I am solving two the first order ODEs ($'=\dfrac{d}{dz}$, all other variables are known constants):
$$p_0 p_0'=-\dfrac{32 \beta}{R^4}$$
$$(p_0p_1)'=-\dfrac{2-\sigma_v}{\sigma_v}\dfrac{8}{R}p_0'$$
I have next conditions
$p_0|_{z=0}=p_{0i}$ (I can choose value)
$p_0|_{z=1}=1$
$p_1|_{z=0}=0$
$p_1|_{z=1}=0$
It is necessary to find $p_0'|_{z=0}$ and $p_1'|_{z=0}$ with shooting method (literature says like that), according to already mentioned $p_0|_{z=1}=1$ and $p_1|_{z=1}=0$. How to connect this two conditions and shoot $p_0'|_{z=0}$ for already known $p_0|_{z=1}=1$?
Are that conditions $p_0'|_{z=0}$ and $p_1'|_{z=0}$ necessary, because these are the first order equations, is there only one initial condition enough?
Instead of missing conditions, I also need to solve numerically two ODEs, from the beginning of text, with Runge Kutta method. How to connect that solving with shooting? Is it possible to find missing condition with bvp4c, as shooting method, and after that solve equation with ode45?

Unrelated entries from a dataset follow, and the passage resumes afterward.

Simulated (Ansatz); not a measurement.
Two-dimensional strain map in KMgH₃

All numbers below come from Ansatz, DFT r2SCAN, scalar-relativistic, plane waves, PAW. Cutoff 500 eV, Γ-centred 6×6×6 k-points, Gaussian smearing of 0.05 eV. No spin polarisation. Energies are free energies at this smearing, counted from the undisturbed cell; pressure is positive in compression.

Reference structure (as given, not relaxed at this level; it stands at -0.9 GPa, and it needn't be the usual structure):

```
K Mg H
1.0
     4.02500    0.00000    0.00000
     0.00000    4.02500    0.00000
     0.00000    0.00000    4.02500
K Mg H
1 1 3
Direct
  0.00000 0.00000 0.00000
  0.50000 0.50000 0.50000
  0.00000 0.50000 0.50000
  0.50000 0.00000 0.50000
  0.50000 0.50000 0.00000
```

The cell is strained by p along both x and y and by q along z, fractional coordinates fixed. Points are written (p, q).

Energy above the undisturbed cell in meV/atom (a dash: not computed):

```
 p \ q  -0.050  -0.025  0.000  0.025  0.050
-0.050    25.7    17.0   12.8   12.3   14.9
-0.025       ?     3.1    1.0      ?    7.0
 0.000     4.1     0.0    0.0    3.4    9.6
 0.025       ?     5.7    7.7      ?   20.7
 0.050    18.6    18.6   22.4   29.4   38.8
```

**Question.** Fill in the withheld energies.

Yes, for a boundary value problem you better use a BVP solver. For an order 1 system in 2 components you can only ever hope to satisfy 2 arbitrary boundary conditions, thus if you chose to fix values to $p_0(0)$ and $p_0(1)$, the values of $p_1$ are dependents, there is no guarantee that they will be even close to zero. However, as the equation for $p_0$ is independent of $p_1$, you can always only fix one boundary condition for $p_0$, the other has to be for $p_1$ and you could solve the problem in 2 stages, first find the other boundary value of $p_0$ and then solve the coupled problem from the side where the condition for $p_1$ is given.